Read African Writers: Kintu, by Jennifer Nansubuga Makumbi

kintuugandaIf you think that sprawling, multi-generational family sagas where characters have multiple names is the exclusive realm of Russian novelists, think again. Kintu, by Jennifer Nansubuga Makumbi of Uganda, begins with a man killed by a mob in the outskirts of Kampala, Uganda, in the early 2000s. Swiftly, Makumbi takes us back to to the 1750s, when Kintu — the ancestor of his modern-day clan — incurs a curse. We then return to modern times and observe how the curse plays out in different branches of Kintu’s descendants.

Kintu isn’t short, and it isn’t easy. But it’s worth it. The reason that it isn’t easy is because it wasn’t written for me. As Bwesigye wa Mwesigire, another Ugandan writer, notes, “Makumbi manages to dress up a Luganda novel in English words.” Literary scholar Aaron Bady comments, “The main thing to know, simply, is that this novel was written for Ugandans.” Mwesigire goes on, “Kintu’s oral aesthetic goes beyond its language, however, and into its story, which comprises a collection of origin myths and folk tales, many of which Makumbi has created, and a number of which she reinterprets, rewrites and turns upside down.”

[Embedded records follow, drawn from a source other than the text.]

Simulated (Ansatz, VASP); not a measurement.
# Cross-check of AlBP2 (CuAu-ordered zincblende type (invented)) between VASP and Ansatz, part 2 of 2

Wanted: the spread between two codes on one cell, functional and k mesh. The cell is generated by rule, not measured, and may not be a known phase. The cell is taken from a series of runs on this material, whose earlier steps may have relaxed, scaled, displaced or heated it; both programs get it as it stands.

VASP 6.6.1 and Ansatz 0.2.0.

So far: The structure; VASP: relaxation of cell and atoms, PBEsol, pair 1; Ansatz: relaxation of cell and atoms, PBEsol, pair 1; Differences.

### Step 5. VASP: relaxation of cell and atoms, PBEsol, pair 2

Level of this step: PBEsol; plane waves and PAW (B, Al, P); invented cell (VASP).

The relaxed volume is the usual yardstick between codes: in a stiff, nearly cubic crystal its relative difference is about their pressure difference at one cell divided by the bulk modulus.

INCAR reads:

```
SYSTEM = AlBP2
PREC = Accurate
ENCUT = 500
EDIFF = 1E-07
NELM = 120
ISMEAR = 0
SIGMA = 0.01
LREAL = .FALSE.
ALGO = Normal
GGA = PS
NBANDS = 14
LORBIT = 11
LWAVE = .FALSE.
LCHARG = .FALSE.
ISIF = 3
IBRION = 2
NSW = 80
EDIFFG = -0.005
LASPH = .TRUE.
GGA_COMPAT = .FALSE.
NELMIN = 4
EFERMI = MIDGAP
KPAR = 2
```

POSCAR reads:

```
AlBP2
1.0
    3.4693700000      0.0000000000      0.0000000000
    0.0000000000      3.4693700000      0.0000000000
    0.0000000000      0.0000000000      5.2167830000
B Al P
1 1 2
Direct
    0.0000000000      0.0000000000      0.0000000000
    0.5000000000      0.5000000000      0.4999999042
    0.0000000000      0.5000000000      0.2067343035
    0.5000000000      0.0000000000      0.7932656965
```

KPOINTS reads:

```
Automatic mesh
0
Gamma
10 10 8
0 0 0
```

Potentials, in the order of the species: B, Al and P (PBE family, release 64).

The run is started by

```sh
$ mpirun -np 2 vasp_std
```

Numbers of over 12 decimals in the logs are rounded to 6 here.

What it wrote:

There is sweet humor here, as when Kintu and other men of the village give his son a remarkably frank and respectful sex talk before his marriage. But there is also great tragedy — rape and incest and more. Not graphic nor gratuitous, but witnessed or implied. Like many well written big novels, Makumbi touches on a wide range of contemporary issues without it feeling like she’s checking items off a list. When Isaac, one of Kintu’s modern-day descendants, fears that his wife has died of HIV/AIDS and gets tested but is afraid to read the results, he says to a friend, “Blood tests bring nothing but certainty. We could not handle certainty. When all you have is a tiny doubt, you hang onto it.” (This is reminiscent of American poet Danez Smith’s lines about a positive HIV test: “give me a moment of not knowing, sweet piece of ignorance, i want to go back to the question, sweet if of yesterday bridge back to maybe.”) Or when one character’s children opt to drop out of school: “Ssemata’s sons, having been vexed by study, asked if every successful man in the world was educated. When the answer came back negative, they dropped out of school. Besides, education took too long to yield results.” Much of life spills out of these pages.

Definitely read Kintu. But don’t start a week before your book club. If you do, then — as one character said — “May you have luck the way millipedes have legs.”

Reviews in Western outlets
  • Aaron Bady, Lit Hub: “Ugandans have waited a long time for Kintu to exist. Since it was first published in 2014, after winning the Kwani Manuscript Project, the enthusiasm with which Kintu has been received in Uganda has been difficult to describe but remarkable to witness… The main thing to know, simply, is that this novel was written for Ugandans.”
  • Publishers Weekly (starred review): “A masterpiece of cultural memory, Kintu is elegantly poised on the crossroads of tradition and modernity.”
  • African Queer, Rewrite: “What makes Kintu particularly unique is how it approaches its various topical areas, with as much naturalness and ordinariness in discussion of Baganda traditional culture as would be expected of a book written within the more readily accepted Western traditions. Makumbi does not turn to the traditional as the source of an unfamiliar and distant past, but rather as an ever-living present.”
Reviews in African outlets
  • Bwesigye bwa Mwesigire (a Ugandan), Johannesburg Review of Books: “Makumbi’s art, her oral aesthetics, are highly sophisticated, requiring more than the bland generic Anglophone novel, manufactured in the MFA factory, does. While the latter has perpetuated a myth of what is ‘marketable’ in world fiction, part of the joy of Kintu is that it’s stuff is what universal stories are made of. What Luganda speakers hear when they read the novel is not entirely out of reach to non-Luganda speakers, precisely because of its fable-like qualities.”
  • Solomon Asaba, New Times (Rwanda): [This “book review” is merely a summary, including a summary of the book’s ending, with no value judgments.]
  • Itumeleng Molefi, Business Day (South Africa): “Kintu is a triumph and will surely leave a mark on the African literature landscape that will be felt for generations to come.”
This is book #19 in my effort to read a book by an author from every African country in 2019.